The American Civil Liberties Union of Nevada and supporters of a failed proposal to ease the state's marijuana laws have filed a federal lawsuit that seeks to revive the measure in time for this year's general election.
Accompanying the lawsuit was an emergency motion for a court order that would force Secretary of State Dean Heller to place the initiative on the November ballot.
The motion says more than 66,000 registered voters signed petitions for the initiative, but officials barred the measure from the ballot "based on a raft of unreasonable, purposeless and unconstitutional restrictions."
When election officials finished deleting what they considered invalid signatures, the proposal fell short - by just 1,249 signatures - of the minimum 51,337 needed to qualify for the ballot.
Steve George, Heller's spokesman, said officials at the secretary of state's office needed more time to review the lawsuit, filed Tuesday in U.S. District Court in Las Vegas, before commenting on it.
Joining the ACLU of Nevada in filing the action were the Committee to Regulate and Control Marijuana, the Marijuana Policy Project and several individual petition circulators and registered Nevada voters.

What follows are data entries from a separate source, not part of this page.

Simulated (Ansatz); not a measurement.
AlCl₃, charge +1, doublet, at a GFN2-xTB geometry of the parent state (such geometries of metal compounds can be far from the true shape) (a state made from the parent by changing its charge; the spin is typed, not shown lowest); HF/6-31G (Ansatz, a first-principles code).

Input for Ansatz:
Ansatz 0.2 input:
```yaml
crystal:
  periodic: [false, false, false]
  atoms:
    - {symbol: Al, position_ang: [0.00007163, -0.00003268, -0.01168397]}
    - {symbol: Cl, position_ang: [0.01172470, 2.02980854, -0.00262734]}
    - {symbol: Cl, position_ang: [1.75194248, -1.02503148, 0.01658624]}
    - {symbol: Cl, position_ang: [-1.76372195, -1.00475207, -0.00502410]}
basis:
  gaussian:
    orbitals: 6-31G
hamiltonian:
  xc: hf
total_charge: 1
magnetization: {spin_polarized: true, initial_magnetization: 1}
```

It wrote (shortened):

"What is paramount for us is the integrity of the process," said Gary Peck, executive director of the ACLU of Nevada. "We want to make sure that the rights of the voting public are properly respected and no one is unlawfully disenfranchised. In this case, we actually support the legalization of small amounts of marijuana."
The lawsuit challenges a "13 counties rule" that requires an initiative to have signatures from at least 10 percent of the number of voters who voted in the most recent general election in at least 13 of the state's 17 counties.
According to the document, the 9th U.S. Circuit Court of Appeals in San Francisco recently struck down an Idaho restriction that mirrors Nevada's rule. Nevada is part of the 9th Circuit.
The suit also questions a rule requiring a registered voter to sign the petition and sign an affidavit verifying that others who signed the petition are registered voters.
Also questioned was the state's refusal to count the petition signatures of those who simultaneously signed voter registration applications.